Over 70 million records were stolen or leaked from poorly configured databases last year, making privacy a top concern. That’s no doubt one motivation behind Google’s open-sourcing this morning of Private Join and Compute, a new secure multi-party computation (MPC) tool designed to help organizations work together with confidential data sets.
“We continually invest in new research to advance innovations that preserve individual privacy while enabling valuable insights from data,” wrote engineering director Sarvar Patel and research scientist Moti Yung in a blog post. “Many important research, business, and social questions can be answered by combining data sets from independent parties, where each party holds their own information about a set of shared identifiers, some of which are common.”
At its core, Private Join and Compute lets organizations gain aggregated insights about the other party’s data. They’re able to encrypt identifiers and associated data, join them, and then perform calculations on the overlapping corpora to draw useful information. All identifiers and their associated data remain fully encrypted and unreadable throughout the process. While neither party is forced to reveal their raw data, they can answer questions at hand using outputs of the computation — for instance, counts, sums, and averages.
Private Join and Compute achieves this with two cryptographic privacy methods devised to protect sensitive data: Private set intersection and homomorphic encryption. The former lets two parties privately join their data sets and discover identifiers they have in common, while homomorphic encryption — an emerging approach that’s used in Intel’s HE-Transformer and other privacy-preserving utilities — allows certain types of computation to be performed directly on encrypted data without having to decrypt it first.
“This end result is the only thing that’s decrypted and shared in the form of aggregated statistics,” noted Patel and Yung. “This combination of techniques ensures that nothing but the size of the joined set and the statistics (e.g. sum) of its associated values is revealed. Individual items are strongly encrypted with random keys throughout and are not available in raw form to the other party or anyone else.”
Google expects that Private Join and Compute will find applications in “a wide array of fields” that require organizations to work together without revealing anything about individuals represented in the data, including (but not limited to) public policy, diversity and inclusion, health care, and car safety standards. “By sharing the technology more widely, we hope this expands the use cases for secure computing,” added Patel and Yung. “This is just the beginning of what’s possible.”

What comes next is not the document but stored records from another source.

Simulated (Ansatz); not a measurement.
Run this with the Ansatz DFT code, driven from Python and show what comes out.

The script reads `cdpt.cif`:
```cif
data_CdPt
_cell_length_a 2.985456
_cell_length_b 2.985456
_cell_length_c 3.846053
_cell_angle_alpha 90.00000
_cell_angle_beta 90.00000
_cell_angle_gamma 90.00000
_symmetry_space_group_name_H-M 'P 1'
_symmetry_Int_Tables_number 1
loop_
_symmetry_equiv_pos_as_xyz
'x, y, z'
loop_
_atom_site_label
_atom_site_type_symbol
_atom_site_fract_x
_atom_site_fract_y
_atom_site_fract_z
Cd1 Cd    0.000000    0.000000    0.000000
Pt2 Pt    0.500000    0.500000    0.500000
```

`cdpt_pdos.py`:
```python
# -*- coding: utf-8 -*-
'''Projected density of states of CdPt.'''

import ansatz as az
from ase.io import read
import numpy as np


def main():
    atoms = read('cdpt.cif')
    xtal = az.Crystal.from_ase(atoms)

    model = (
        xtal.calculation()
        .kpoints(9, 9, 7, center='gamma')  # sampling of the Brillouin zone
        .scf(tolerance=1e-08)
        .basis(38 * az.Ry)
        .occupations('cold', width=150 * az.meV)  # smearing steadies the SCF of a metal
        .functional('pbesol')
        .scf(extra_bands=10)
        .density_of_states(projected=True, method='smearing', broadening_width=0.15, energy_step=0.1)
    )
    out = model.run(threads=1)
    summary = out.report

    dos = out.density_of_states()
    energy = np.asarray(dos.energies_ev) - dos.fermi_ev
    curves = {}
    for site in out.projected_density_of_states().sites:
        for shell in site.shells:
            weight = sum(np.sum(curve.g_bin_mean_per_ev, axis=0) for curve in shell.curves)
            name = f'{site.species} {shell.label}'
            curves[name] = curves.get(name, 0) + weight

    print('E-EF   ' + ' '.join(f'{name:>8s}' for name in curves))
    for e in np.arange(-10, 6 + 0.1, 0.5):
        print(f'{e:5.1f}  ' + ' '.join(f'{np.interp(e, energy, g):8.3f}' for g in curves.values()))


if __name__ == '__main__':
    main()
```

Private Join and Compute’s formal debut follows on the heels of TensorFlow Privacy, a library for Google’s TensorFlow machine learning framework that’s intended to make it easier to train AI models with strong privacy guarantees. Separately, it builds on broader efforts like Password Checkup, a Chrome extension that taps private set intersection (PSI), a cryptographic protocol, to match login credentials against an encrypted database of over 4 billion known unsafe credentials.